Then and now: essays from my past that are essential to my writing toolkit
By JodyMarie, Monday, November 7, 2011
The stack is about three inches tall, about nine manilla file folders worth. In them are contained about three years of intense writing work I did as part of my undergraduate studies 15 years ago, while earning my degree in journalism with a minor in creative writing. The writing I crammed into those few years caused me to burn out and turn to the business world for employment immediately after college. It took me about five years to pick up a pen and notepad again, when I was hired as a reporter for a small rural newspaper in Wisconsin.
I remained at the Daily Citizen for only nine months. My beat of crime and county government didn't exactly bring out the passion of creative or feature writing that I was able to pursue in my college days. It did help to build my confidence, however. It affirmed the belief that I had what it took to be a reporter, even if news writing wasn't what I wanted to do.
After leaving the Citizen I didn't write much again. A couple years later I did start a blog where I would occasionally write personal essays and pop-culture commentaries. But they were few and far between and I would hardly say my best work. I've stuck with blogging though, and I see it as a way to continue evolving my craft, my process, my voice.

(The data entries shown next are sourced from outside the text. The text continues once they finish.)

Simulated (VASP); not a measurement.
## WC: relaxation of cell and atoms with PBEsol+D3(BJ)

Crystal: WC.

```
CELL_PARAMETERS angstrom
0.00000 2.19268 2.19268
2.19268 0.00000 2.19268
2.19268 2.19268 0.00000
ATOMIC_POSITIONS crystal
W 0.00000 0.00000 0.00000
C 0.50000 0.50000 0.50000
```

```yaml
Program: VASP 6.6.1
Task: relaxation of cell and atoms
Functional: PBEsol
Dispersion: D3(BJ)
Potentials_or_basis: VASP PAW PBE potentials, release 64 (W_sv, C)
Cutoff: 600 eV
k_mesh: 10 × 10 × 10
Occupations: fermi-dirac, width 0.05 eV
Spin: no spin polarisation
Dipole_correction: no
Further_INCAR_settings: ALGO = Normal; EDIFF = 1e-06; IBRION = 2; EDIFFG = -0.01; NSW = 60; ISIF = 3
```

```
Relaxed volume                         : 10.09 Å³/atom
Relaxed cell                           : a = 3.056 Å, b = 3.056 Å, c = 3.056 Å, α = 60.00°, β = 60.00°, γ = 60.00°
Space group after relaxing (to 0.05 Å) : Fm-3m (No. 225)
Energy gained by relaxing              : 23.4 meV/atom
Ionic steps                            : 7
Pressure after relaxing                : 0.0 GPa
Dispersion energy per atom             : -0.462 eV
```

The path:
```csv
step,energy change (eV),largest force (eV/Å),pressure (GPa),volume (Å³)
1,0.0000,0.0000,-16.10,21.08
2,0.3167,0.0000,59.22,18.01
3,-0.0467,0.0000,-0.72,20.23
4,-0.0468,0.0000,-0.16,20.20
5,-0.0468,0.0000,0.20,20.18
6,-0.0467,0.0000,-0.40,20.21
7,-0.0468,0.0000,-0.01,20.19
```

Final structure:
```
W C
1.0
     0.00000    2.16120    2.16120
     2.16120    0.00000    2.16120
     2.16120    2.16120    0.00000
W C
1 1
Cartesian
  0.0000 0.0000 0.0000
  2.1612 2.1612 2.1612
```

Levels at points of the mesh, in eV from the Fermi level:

Since completing the courses themselves, I haven't read through or even looked at the essays, articles and fragmented notes in these manilla folders, and yet I have kept them. First storing them at my mother's house, and then paying to pack and ship them with me in my various moves around the country. And so here they sit on my desk again, a casuality from the fall-out of one of my famous office reoragnzation binges-- a lifestyle ritual of being an enthusiastic organizer. I ask myself, "What keeps me from just tossing these into the recycle bin if I never bother to read back through them?"
Well, today, I took a peek into the top folder: English 3104, Creative Writing. In it are assignments and essays I had written about a lot of different topics. Some were worksheet answers I had given in response to analyzing others' writing or process. Some were essays I had written describing very personal things in my life such as my parent's divorcing, my grandmother dying, coming of age as a disabled youth. Truth be told some of it is really crap, cliche filled with boring structure. But some of it is actually pretty good, better than I remembered, better than I currently give myself credit for as a writer.
Maybe that is why I have been keeping these folders all this time. Because I've always known that even though my life would take me in different directions over time, I would always come back to writing. And I knew from my gut that this stack of early writings, would be an essential part of my toolkit that would help guide my ultimate success.
It reminds me of the quote the late Steve Jobs once said: "In life, you can't connect the dots looking forward, you can only connect them looking backwards." Only time will tell how the dots of my writing process will connect. But I definitely believe that having the ability to look back at who I was then, when I wrote in college-- now, in the present day-- about events and milestone moments of my past, that I am still trying to understand and reflect upon in the present day, will only help to make me a stronger and more authentic writer. And that is something than I never would have been able to appreciate or foresee as a 20-year-old, as I do now, at 35. From my persepective this is one of the wonderfully mysterious miracles of getting older: learning, living, and loving to share yourself with the world.